The Newest AI Computing Tool: People

07/06/07
The problem of categorizing a fast-growing collection of documents on the Web may be solved by the individuals who use it on a daily basis, says a USC Viterbi computer scientist.
By Eric Mankin
ISI computer scientist Kristina Lerman shared her findings at a recent Stanford symposium.

Photo/Eric Mankin
A USC Information Sciences Institute researcher thinks she has found a new source of artificial intelligence computing power to solve difficult IT problems regarding information classification, reliability and meaning.

The tool, according to ISI computer scientist Kristina Lerman, is people: human intelligence at work on the social web, the network of blogs, photo and video-sharing sites, and other meeting places now involving hundreds of thousands of individuals recording observations and sharing opinions and information on a daily basis.

Lerman shared her recent work with others in the growing field of social information processing during a symposium at Stanford University.

She said that extracting “metadata” about transactions who is talking to whom, who is listening, how conclusions are reached and how they spread can help researchers deal with problems regarding documents: their accuracy, quality, categorization and terminology.

One benefit, according to Lerman, a research assistant professor in computer science at the USC Viterbi School of Engineering, is automatic determination of the semantics of content from one kind of metadata: tags.

Tags play a crucial role in a long-running project called the Semantic Web.

For nearly decade, she noted, researchers sought a way to organize data so that someone searching for a specific kind of “check” would not have to weed out unwanted references to symbols, verification procedures, financial documents and political science theories.

Tagging seeks to eliminate ambiguities by affixing “tags,” computer labels peeling apart the multiple meanings of ordinary language into indicators of meaning used to guide computer searches.

But with natural language as complex as it is, making sense of tags is not easy. Attempts to manually attack the vocabulary and build in the intricate interconnections that signal different word meanings have proved to be frustrating.

Lerman hopes she’s onto another way as hundreds of thousands of users are now online, chattering away on all kinds of topics. This volume of directed discourse provides a new way to extract meaning from tags statistical models.

The process has been called folksonomy, or informal classification system. Unlike the traditional approach to the Semantic Web, in which a few knowledgeable professionals attempt to agree on a formal classification system which then will be used to annotate data, folksonomy emerges from collective tagging activities of many individuals.

New Web sites aimed at sharing information such as del.icio.us and Flickr organically grow ways for site members to access each other’s holdings. Typically, the members themselves spontaneously create a tagging system, encouraged by the site’s architecture.

The tags emerging from such systems, Lerman and collaborators have found, can be used for broader purposes.

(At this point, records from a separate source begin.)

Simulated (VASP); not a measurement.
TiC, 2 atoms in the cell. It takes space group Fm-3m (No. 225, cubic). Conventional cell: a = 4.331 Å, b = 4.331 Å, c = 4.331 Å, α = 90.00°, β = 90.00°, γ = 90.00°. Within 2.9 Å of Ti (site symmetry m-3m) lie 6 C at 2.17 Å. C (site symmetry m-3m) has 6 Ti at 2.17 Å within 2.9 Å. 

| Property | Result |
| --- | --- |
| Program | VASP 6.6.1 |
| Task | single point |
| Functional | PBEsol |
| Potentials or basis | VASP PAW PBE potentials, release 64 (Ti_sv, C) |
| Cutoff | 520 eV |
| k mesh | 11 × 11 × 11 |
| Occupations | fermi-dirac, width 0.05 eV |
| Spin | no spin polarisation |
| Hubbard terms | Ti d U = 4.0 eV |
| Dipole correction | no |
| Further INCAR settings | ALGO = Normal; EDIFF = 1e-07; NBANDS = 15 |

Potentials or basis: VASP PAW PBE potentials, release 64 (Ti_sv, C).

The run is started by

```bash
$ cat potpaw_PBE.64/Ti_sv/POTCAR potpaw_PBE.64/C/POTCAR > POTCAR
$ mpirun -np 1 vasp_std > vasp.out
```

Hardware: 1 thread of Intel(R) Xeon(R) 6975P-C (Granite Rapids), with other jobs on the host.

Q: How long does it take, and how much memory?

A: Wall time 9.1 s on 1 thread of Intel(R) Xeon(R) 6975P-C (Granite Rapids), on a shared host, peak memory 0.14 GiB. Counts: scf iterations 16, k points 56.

One of Lerman’s initial tagging investigations used the photo-sharing site Flickr, analyzing results returned by a request for images of beetles, which included pictures of insects, Volkswagens and other entries.

By extracting the tags that Flickr users had described the images with and applying a mathematical technique called the expectation-maximization (EM) algorithm, Lerman found it possible to separate pictures of insects from pictures of cars returned by the “beetle” search.

Lerman has gone beyond tagging, using metadata to acquire more and more accurate information about the content of documents in social networking situations.

“The rise of the social media sites such as blogs, wikis, Digg and Flickr, among others, underscores the transformation of the Web to a participatory medium in which users are collaboratively creating, evaluating and distributing information,” wrote Lerman in a recent paper accepted for publication in Internet Computing, a journal produced by the Institute of Electrical and Electronics Engineers Inc.

“The innovations introduced by social media have led to a new paradigm for interacting with information, what we call ‘social information processing,’ ” she wrote.

In the paper, titled “Social Information Processing in Social News Aggregation,” Lerman showed by tracking stories over time “that social networks play an important role in document recommendation.” In addition to providing a platform for document recommendation, the social Web enables researchers to study collective user behavior quantitatively.

Lerman’s collaborators included ISI graduate students Anon Plangprasopchok and Chio Wong. The research was supported by grants from the National Science Foundation and the Defense Advanced Research Projects Agency.